It's added by default, which can be removed with:

Plugins.RemoveAll(x => x is JsonlFormat);

Which lists the .jsonl format like other data formats where it's accessible from .jsonl extension for ?format=jsonl query string, e.g:

In addition to the standard Accept: text/jsonl HTTP Header.

CSV Enumerable Behavior

The JSON Lines data format behaves the same way as the CSV format where if your Request DTO is annotated with either [DataContract] or the more explicit [Csv(CsvBehavior.FirstEnumerable)] it will automatically serialize the first IEnumerable property, where all AutoQuery APIs and the Request DTO's below will return their IEnumerable datasets in the streamable JSON Lines format:

public class QueryPocos : QueryDb<Poco> {}

[Route("/pocos")]
public class Pocos : List<Poco>, IReturn<Pocos>
{
    public Pocos() {}
    public Pocos(IEnumerable<Poco> collection) : base(collection) {}
}

[Route("/pocos")]
[DataContract]
public class Pocos : IReturn<Pocos>
{
    [DataMember]
    public List<Poco> Items { get; set; }
}

[Route("/pocos")]
[Csv(CsvBehavior.FirstEnumerable)]
public class Pocos : IReturn<Pocos>
{
    public List<Poco> Items { get; set; }
}

JSON Lines format is similar to the CSV format where each line in the file represents a separate JSON object. This makes it easy to process large datasets incrementally, without having to load the entire file into memory.

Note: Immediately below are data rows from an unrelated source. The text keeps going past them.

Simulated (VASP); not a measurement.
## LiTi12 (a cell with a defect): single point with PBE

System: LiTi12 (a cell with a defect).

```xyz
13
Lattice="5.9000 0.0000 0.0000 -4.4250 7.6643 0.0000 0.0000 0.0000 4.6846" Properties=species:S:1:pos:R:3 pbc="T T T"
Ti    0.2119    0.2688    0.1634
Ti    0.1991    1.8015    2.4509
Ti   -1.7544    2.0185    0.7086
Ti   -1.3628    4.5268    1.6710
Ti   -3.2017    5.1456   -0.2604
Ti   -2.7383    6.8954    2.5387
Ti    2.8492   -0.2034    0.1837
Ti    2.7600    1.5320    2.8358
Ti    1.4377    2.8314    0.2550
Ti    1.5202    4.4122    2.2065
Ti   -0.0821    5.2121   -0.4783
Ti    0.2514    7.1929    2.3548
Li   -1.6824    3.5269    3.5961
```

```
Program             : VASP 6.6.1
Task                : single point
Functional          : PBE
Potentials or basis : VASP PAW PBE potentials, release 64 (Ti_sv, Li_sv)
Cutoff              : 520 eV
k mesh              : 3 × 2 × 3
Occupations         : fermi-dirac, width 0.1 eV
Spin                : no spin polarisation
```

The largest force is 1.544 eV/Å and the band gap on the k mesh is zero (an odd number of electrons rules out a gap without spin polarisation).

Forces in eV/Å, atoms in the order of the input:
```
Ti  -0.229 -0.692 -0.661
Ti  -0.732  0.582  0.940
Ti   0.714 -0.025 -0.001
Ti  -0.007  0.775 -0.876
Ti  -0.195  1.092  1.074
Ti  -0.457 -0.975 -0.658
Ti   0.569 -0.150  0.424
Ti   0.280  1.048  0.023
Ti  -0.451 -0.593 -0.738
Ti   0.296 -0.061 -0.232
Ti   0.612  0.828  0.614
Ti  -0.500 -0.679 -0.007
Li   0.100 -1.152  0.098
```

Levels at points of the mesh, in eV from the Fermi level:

{"id": 1, "name": "John Doe"}
{"id": 2, "name": "Jane Doe"}
{"id": 3, "name": "John Smith"}

These streamable properties in combination of the ubiquitous JSON format has led to its popularity where it can be processed by streaming parsers and text processing tools like Unix shell pipelines, making it an ideal format for handling large datasets efficiently, or quickly putting together a data pipeline for quick large scale experimentation.

For example, you can pull out the title property from a JSON Lines file using the following command line using just curl and jq:

Async Streaming Parsing Example

The HTTP Utils extension methods makes it trivial to implement async streaming parsing where you can process each row one at a time to avoid large allocations:

const string BaseUrl = "https://blazor-gallery.servicestack.net";
var url = BaseUrl.CombineWith("albums.jsonl");
await using var stream = await url.GetStreamFromUrlAsync();
await foreach (var line in stream.ReadLinesAsync())
{
    var row = line.FromJson<Album>();
    //...
}

JsonlSerializer

Alternatively if streaming the results isn't important it can be deserialized like any other format using the JsonlSerializer directly:

var jsonl = await url.GetStringFromUrlAsync();
var albums = JsonlSerializer.DeserializeFromString<List<Album>>(jsonl);

Which can also serialize to a string, Stream or TextWriter:

var jsonl = JsonlSerializer.SerializeToString(albums);
JsonlSerializer.SerializeToStream(albums, stream);
JsonlSerializer.SerializeToWriter(albums, textWriter);

Indexing AI-Generated Art Albums with JSONL

In this example, we will walk you through a practical demonstration of using JSON Lines to index AI-generated art albums. We will fetch data from the Blazor Diffusion API, which provides "Creatives" generated based on user-provided text prompts. Our goal is to index the text and image URLs of these Creatives into a Typesense search server.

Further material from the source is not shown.